God never shows up at the door unannounced. He knows that there might be cat hairs all over the living room couch and that the kids probably left their gym shoes and sweatshirts in the den and that you fully intended to have those leaves on the front lawn raked up over the weekend, so he always phones ahead to save his faithful even mild embarrassment. Well, God does not exactly phone ahead, but he always makes his appearances known well ahead of time. He chooses not to catch his people off guard.
In the opening verses of St. Mark’s Gospel account, to be read at Mass this coming Sunday, the evangelist blends three Scriptural announcements of God’s anticipated arrival into human history and of God’s thoughtfulness in sending advanced notice of his awesome advent. The ancient Jews, as is known, had a challenging trek through the desert to arrive at the Promised Land. The book of Exodus (23:20) reveals that God prepared his people for their new homeland and for their eventual union with him in Canaan through the guidance of a special messenger, a unique voice, an angel: “See, I am sending an angel before you, to guard you on the way and bring you to the place I have prepared. Be attentive to him and obey him. Do not rebel against him, for he will not forgive your sin. My authority is within him.”
Again, in the writings of Isaiah (40:3), God tips off the Israelites in exile in Babylon that God would soon be near and that they should prepare for his entrance into their lives once again: “A voice proclaims: In the wilderness prepare the way of the LORD! Make straight in the wasteland a highway for our God!” A little later in history, when the Jews had returned from Babylon and were getting settled in Jerusalem, the prophet Malachi (3:1) predicts help arriving from God to assist the Jews in their resettlement and in rebuilding Jerusalem’s temple for God’s arrival. “Now I am sending my messenger—he will prepare the way before me; And the lord whom you seek will come suddenly to his temple; The messenger of the covenant whom you desire—see, he is coming! says the LORD of hosts.”

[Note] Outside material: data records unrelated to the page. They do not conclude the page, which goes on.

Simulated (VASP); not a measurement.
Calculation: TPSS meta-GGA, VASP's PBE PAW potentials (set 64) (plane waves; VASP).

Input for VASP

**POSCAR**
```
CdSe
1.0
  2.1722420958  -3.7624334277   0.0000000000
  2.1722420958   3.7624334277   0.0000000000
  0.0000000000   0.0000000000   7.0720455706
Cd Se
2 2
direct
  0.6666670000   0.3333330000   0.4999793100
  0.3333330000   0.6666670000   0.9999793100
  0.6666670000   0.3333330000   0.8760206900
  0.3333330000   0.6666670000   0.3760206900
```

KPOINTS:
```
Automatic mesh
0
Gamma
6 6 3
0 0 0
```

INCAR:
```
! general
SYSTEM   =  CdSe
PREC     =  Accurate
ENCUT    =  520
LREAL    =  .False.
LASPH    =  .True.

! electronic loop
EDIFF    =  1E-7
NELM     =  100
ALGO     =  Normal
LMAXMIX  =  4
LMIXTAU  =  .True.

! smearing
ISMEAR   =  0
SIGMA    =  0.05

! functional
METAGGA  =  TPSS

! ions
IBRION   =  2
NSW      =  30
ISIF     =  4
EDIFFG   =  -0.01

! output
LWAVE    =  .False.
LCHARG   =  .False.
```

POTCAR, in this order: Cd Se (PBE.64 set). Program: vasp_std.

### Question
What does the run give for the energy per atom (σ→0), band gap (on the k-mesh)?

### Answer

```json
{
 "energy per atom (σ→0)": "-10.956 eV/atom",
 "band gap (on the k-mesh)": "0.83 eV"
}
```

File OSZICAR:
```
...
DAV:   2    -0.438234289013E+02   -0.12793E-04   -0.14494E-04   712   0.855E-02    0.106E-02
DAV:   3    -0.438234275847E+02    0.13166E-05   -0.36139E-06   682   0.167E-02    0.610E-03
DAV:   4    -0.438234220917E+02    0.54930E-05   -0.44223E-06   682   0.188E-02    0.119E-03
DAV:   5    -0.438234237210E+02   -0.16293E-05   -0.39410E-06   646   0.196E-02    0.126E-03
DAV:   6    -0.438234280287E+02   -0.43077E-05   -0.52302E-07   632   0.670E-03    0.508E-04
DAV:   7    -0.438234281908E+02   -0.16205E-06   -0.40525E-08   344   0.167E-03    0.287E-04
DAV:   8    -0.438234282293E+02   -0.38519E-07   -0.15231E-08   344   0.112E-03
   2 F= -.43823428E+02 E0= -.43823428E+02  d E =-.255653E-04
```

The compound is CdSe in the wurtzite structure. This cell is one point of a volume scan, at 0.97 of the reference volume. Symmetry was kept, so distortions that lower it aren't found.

So God once sent an angel to the Jews in the desert; then God sent a voice to the Jews in Babylon; and God then sent a messenger to the Jews resettling the Holy Land. And now, preparing for the new dispensation, God sends John the Baptist: “John the Baptist appeared in the desert proclaiming a baptism of repentance for the forgiveness of sins (Mk 1:2).” John is not the message; he is simply the messenger. It will be through Christ that a further revelation will take place: “I have baptized you with water; he will baptize you with the Holy Spirit (Mk.1:8).”
God as Father fully recognizes how scattered the attentions of his human family can be. The Jews in the Sinai desert had much to worry them. The Jews in Babylon had no end of distractions. And the Jews recently re-settled in Judea were quite hassled. So, angels, voices and messengers were sorely needed to recall the Chosen People’s hearts and minds to the matter at hand. God was about to arrive powerfully into their midst and they had better be on their toes, or better still, on their knees to recognize, to accept and to know their loving God upon his arrival.
During the Christian era, the liturgical season of Advent is those weeks during which believers are warned to focus more pointedly on exactly who is about to enter their lives. The solemn purple décor of the church’s trappings and vestments vividly announces that something or someone different is on his way. The daily and Sunday Scripture readings for Advent recall God’s previous arrivals in salvation history and indicate that a new Divine entrance is about to occur. The Christian community itself, avoiding the secularity of the “holiday season,” may graphically announce the nearness of God by their selection of Christmas cards and Christmas decorations, allowing shepherds and Wise Men more prominence than snowmen and reindeer. Making sure a manger scene is prominently displayed in the home is an explicit evocation of the great events to come. Deliberate acts of charity toward the needy are always a herald of God’s nearness. And of course, participation in a Christmas Mass (even when it comes on a Monday) is the grandest indication that God is becoming powerfully present to his people once again. With the whole Christian community as herald, the words of Isaiah (40:5) will indeed be fulfilled: “Then the glory of the LORD shall be revealed, and all flesh shall see it together.” Come Lord Jesus!